By J Hutcherson – WASHINGTON, DC (Jan 16, 2015) US Soccer Players – Football Association chairman Greg Dyke fully understands his role as the head of English soccer. It’s in no small part creating an environment to produce a better England National Team. With the Premier League and a professional club structure that’s the largest in Europe, that should be one of the best drivers toward that goal. Instead, it’s the Premier League that’s part of the problem.
Dyke’s Football Association sanctions the Premier League. By design, the breakaway that turned the old First Division into the Premier League in the early 90s was just that. A breakaway from the Football League as sanctioning body replaced by the Football Association itself. That might not mean much to anybody outside of England, but when we’re talking about the oldest soccer league in the world it was a sizeable shift.

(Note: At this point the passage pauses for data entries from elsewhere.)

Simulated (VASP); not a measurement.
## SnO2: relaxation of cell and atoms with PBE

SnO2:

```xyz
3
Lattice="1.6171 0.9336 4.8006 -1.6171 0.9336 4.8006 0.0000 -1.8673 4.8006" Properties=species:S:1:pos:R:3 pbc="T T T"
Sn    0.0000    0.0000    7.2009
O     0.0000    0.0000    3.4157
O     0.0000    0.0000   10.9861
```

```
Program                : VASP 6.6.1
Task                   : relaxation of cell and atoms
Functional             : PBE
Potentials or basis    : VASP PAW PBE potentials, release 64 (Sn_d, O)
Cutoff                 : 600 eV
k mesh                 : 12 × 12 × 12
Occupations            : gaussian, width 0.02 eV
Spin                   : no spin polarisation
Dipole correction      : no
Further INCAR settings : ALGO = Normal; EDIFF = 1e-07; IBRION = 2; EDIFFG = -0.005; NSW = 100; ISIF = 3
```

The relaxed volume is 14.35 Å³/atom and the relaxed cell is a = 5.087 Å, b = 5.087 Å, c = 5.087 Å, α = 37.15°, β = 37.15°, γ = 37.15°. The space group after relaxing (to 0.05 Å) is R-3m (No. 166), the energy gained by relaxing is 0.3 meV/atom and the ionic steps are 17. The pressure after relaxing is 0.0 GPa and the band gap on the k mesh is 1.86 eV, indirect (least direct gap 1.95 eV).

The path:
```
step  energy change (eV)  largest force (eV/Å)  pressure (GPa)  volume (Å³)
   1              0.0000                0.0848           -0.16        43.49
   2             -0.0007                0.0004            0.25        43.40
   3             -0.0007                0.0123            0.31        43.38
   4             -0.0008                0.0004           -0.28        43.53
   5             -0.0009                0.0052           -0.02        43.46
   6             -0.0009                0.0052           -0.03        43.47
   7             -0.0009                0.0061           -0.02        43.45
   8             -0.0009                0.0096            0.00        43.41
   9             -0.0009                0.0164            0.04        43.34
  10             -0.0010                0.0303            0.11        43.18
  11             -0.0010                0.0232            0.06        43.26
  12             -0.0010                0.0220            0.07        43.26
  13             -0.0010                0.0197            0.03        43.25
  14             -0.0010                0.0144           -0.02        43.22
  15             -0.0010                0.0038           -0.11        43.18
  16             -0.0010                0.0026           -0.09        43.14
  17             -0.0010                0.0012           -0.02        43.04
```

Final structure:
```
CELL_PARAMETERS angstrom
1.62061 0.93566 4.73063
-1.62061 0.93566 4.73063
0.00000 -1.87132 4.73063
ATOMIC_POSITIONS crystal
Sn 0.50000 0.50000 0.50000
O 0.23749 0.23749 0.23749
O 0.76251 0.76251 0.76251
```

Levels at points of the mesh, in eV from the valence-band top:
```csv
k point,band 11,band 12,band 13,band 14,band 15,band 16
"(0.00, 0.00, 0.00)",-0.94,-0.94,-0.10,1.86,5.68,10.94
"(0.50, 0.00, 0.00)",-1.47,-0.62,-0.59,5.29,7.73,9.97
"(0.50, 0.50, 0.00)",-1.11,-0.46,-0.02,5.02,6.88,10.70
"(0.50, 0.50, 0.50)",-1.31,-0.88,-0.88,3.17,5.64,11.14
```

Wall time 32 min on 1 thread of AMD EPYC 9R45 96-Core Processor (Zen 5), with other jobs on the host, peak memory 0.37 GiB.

Still, regardless of what organization sanctions the Premier League, the role of the league remains at issue.
Topflight English soccer doesn’t exist to improve the national teams of other countries. t’s a byproduct of having such a successful league that the money and opportunity is there for some of the world’s best players. At the same time, it’s still an open conversation as to whether or not topflight English soccer exists to improve its own country’s national team. Whenever a Premier League club fields a foreign starting eleven, it’s a pragmatic statement that they don’t.
Fair enough from a foreign perspective. England is a finished product as one of the teams that is a global soccer power. That’s true for club and country. Playing in the toughest region to qualify, England hasn’t missed a World Cup since 1994. They have players that are world superstars. Their clubs are some of the biggest brands in soccer.
What England hasn’t done is win enough to satisfy the FA itself, much less the country at large. For Dyke’s FA, part of the blame is squarely on the Premier League itself with some left over for England’s work permit policies. The FA can’t do anything about European Union players, but they can stop what they see as a loophole for how non-EU players get work permits to play soccer in England.
Though work permit issues have stopped American players from signing with English clubs, the process is easier than the FA would like. That’s especially true when an English club appeals a denied work permit. The FA’s solution is to change the rules.
Right now, it’s the point of the FA raising this issue that’s more important than the FA’s proposed changes. What the FA wants is a pipeline for English players running through the Premier League. What that requires is not just a reinterpretation of the Premier League’s purpose, but what any topflight means in the contemporary era of soccer.
Closing borders to foreign players was a hallmark of some of the major European leagues in a bygone era. Now, it’s almost silly to think that any league can afford to close itself off completely. One of the criticisms of England is too many Premier League players, but that’s not the FA’s primary complaint. Instead, it’s the quality of choice the Premier League is providing.
For Dyke’s FA, the current version of the Premier League is incurring a heavy opportunity cost by not fully developing enough English soccer players. That’s a criticism that’s not unique to England, but the position of the Premier League as the most popular soccer league in the world complicates the issue.
If the English Premier League accepts a mandate that it should improve the options for England, the league changes. Instead of a cosmopolitan league blending styles even at clubs with no chance of competing for the title, it becomes something else. Development for elite National Teams is hardly the same as holding open places for domestic players like we’ve seen in MLS and the original NASL, but it’s a different concept of what the Premier League should be.
Different might not necessarily mean noticeably better or worse, but it’s altering a game plan that pushed the Premier League to the top of the domestic league table in the view of a worldwide audience. Even when talking about players that cost less than $15m and appear in 30% of international games in their home country, both parts of the FA’s proposed changes to the work permit regulations, that’s a considerable risk to take.